Patience is a definite must. My daughters are the same way, as im a stay at home Mom with minimal social interaction. I stuck to the plan of the library and mom and me programs but still ended up with two very shy kids. This past month my oldest has finally begun her independent class and has shown slight improvement. My 2 year old I have just begun with mom and me gymnastics. This seems to have really helped. She's able to run around and interact without the sit down with only mom time. I've done a music mom and me program but found it was still too individualized to me doing the work with her and had limited interaction. I say stick with what your doing and it can't hurt any.
Brinny, I can't remember exactly how old your daughter is. Some of the shyness can be a part of normal development. For example separation anxiety peaks between 10-18 months, so in that case it's normal and not a new problem per say. Shyness also comes out as a part of normal development between 9-18 months. You do such a good job with your daughter and are so proactive about things! One thought that I have is play areas at the malls. I live in a very rainy state and so parents really use these indoor areas for letting kids play in the winter months.
I'm sure I have given you the website for american academy of peds before but I'll relink you in case you want to read a bit more about shyness. You can't go wrong with the AAP-they are the experts.
Let us know how things are going,
Thanks Jess, Yes i have the site bookmarked on my computer. Hazel does fall between the 9-18 month marker, and i'm sure it's partially a developmental thing. I just don't want her to get into the habbit of being so shy and antisocial to the peont where she actually will hide from people who look her in the eye. So to combat this I am taking up mall walking for some exercise and an excuse to get out of the house and so Hazel can play in the play area. it's hit and miss at our mall though, some days the play area is nice with just a few kids that aren't too rowdy... but sometimes it's packed with kids jumping everywhere. we're also going to try some library activities and then gymnastics/tumbling starts at 18 months... I love being able to be proactive with her, and since i'm able to be with her all the time it's very noticeable when there's something that i need to change with her routine. anyway thanks everyone for your advice... i'll keep checking back in case someone else can come up with another kind of fun activity.

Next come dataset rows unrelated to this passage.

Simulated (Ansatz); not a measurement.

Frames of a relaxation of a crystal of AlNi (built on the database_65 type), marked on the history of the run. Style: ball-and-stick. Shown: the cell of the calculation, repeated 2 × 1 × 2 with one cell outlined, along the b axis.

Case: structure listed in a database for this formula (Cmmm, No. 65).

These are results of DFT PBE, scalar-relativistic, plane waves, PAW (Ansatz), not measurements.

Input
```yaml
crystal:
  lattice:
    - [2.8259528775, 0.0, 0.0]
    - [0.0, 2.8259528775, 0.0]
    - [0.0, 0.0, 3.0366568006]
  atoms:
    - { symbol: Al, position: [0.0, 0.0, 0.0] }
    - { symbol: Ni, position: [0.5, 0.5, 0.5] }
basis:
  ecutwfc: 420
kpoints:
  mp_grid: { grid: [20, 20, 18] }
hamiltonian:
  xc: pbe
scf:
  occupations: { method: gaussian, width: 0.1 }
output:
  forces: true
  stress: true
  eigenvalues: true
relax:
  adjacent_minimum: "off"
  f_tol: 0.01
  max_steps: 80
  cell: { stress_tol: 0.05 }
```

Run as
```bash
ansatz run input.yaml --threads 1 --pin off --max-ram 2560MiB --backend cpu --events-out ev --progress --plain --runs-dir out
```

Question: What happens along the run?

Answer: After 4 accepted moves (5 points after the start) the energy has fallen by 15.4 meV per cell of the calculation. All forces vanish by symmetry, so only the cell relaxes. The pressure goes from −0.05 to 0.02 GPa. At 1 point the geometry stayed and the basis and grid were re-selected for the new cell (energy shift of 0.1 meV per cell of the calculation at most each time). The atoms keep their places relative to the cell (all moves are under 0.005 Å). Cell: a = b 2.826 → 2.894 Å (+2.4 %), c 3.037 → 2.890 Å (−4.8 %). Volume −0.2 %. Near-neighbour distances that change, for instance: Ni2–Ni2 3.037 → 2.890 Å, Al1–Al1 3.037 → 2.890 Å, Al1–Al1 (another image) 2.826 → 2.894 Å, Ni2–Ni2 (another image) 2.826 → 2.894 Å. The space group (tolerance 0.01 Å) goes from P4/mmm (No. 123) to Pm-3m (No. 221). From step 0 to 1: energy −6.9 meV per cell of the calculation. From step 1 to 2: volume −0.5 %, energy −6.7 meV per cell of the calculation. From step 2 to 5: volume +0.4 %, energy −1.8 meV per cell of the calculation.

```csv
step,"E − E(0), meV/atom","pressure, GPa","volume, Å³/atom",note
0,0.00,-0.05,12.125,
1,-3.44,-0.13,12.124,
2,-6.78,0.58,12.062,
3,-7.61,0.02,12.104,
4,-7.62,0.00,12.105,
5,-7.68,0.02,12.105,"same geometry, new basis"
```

Kindermusik is great! Give it a try! We did it with our little boy when he was young and it was a fun way to get out and about, as well as cultivate his love of music. He really enjoys music and instruments of all types now. We also went to library time, Mommy and Me Yoga, and some other activities such as some mommy groups at our church. Sometimes art studios or community centers have toddler times...it's worth checking out. Good luck. :-)
Glad you are sticking with it and working hard at things. Let me know if there is anything I can do to help!
Keep us posted,
What I did to my child is that I let her play with other children. By means of that I discover that she is improving.
In our community, the park system has great activities for young kids including arts and crafts, nature hikes, drum circles and other similar activities. These are convenient and cheap and have been a great resource for us. Check to see what your local and state parks systems offer.
I think that the less stress you put on her to socialize the better. Instead of finding ways for her to socialize, try to just take her places with children around and then she can watch the other kids and eventually she will jump in and start playing when she is ready. For example: by my house there is a little train place that has tons of Thomas trains set up and lots of moms just bring their kids by to play. It is something that the company encourages. I let my kids go to play and eventually I look over and they are playing with other kids. Parks and playgrounds are another stress-free way to encourage play. If she likes the kindermusic classes then great, but if not then don't waste your money trying to encourage her socialization just yet. Just make sure she is going lots of social places like the library for story time, the parks, children's museums, and festivals etc. Sometimes kids like to watch other kids play before they begin to jump in.
Thanks everyone.. MommyRN you have a great point.. She is a "watcher" for sure. I have noticed it whenever our friends little girl comes over. Hazel will watch her for a while then slowly open up and start to play. And While i think kindermusik would be fun for her, i think i am going to hold off on it until she gets a little older. right now it's the mall play area and the library until it gets a bit warmer out. We have a ton of parks in our area, so i will definitely be utilizing them once the weather starts getting warmer.